It seems like the Geometry Score is a necessary but not sufficient condition for the approximate distribution to be close to the real one. Meaning, a good (low) score doesn’t necessarily imply a good generator but a bad (high) score implies the generating data’s distribution is likely very different from the real data. It was exciting to see this sort of reasoning built around topological similarities of the distributions of real and generated data and I’m hoping we’ll see similar works in the future.

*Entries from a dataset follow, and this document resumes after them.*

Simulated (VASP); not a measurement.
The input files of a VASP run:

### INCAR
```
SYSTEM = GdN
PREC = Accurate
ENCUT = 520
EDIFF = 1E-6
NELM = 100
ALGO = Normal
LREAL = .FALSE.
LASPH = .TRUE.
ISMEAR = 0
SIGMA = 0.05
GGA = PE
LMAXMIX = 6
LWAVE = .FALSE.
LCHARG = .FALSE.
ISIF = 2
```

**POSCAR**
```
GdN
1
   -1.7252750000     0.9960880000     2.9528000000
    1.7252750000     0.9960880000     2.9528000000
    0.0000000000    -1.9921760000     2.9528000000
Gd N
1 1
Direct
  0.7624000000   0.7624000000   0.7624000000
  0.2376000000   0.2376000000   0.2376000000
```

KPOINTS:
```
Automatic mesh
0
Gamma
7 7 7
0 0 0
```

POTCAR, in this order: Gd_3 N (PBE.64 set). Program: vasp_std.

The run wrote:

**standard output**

The Toward Theoretical Understanding of Deep Learning tutorial highlights a method from the same authors’ paper Do GANs learn the distribution? Some Theory and Empirics published in ICLR this year, which is worth bringing up again. This method relies on the birthday paradox, which establishes how large a population is based on the number of identical values in a sample. By sampling images, finding near duplicates with a heuristic and using a human in the loop to evaluate the duplicates, the method can give an estimate of the generator’s diversity.
Is Generator Conditioning Causally Related to GAN Performance? expands upon previous work showing the importance of controlling the Jacobian singular values of deep neural networks. The authors focus on the condition number (CN), which is the ratio between the largest and smallest singular values. This choice is motivated partially by its theoretical link to instability (lower is more stable), and partially by the authors’ observation that this correlates well with both the IS and FID. Beyond studying the CN they also study the entire spectrum of singular values (here the ordered vectors of the singular values). Two things that seem particularly noteworthy:
- Roughly half of their runs get a low CN, and the other half a high CN, with values in the same cluster being pretty close. Thus, they’re able to identify “good” and “bad” training runs.
- The authors study the singular value spectrum of both GANs and VAE decoders average Jacobian (see figure below). They note that a) VAEs tend to have less variance in the singular values between runs and b) VAEs tend to have lower CN. This is interesting because it is a quantity which is taken to reflect the stability of training, and when applied to a comparison of VAEs and GANs, reflects the general experience that GANs are significantly less stable.
Finally, the authors suggest a method for controlling the range of the singular values to reduce the CN which they call Jacobian Clamping. The authors remark that Spectral Normalization for Generative Adversarial Networks tries to achieve a similar task to Jacobian Clamping. This link is not fully explored, but is yet another work showing improved results by studying and controlling the singular values of neural networks. I’d expect even more exciting work in this area over the coming year.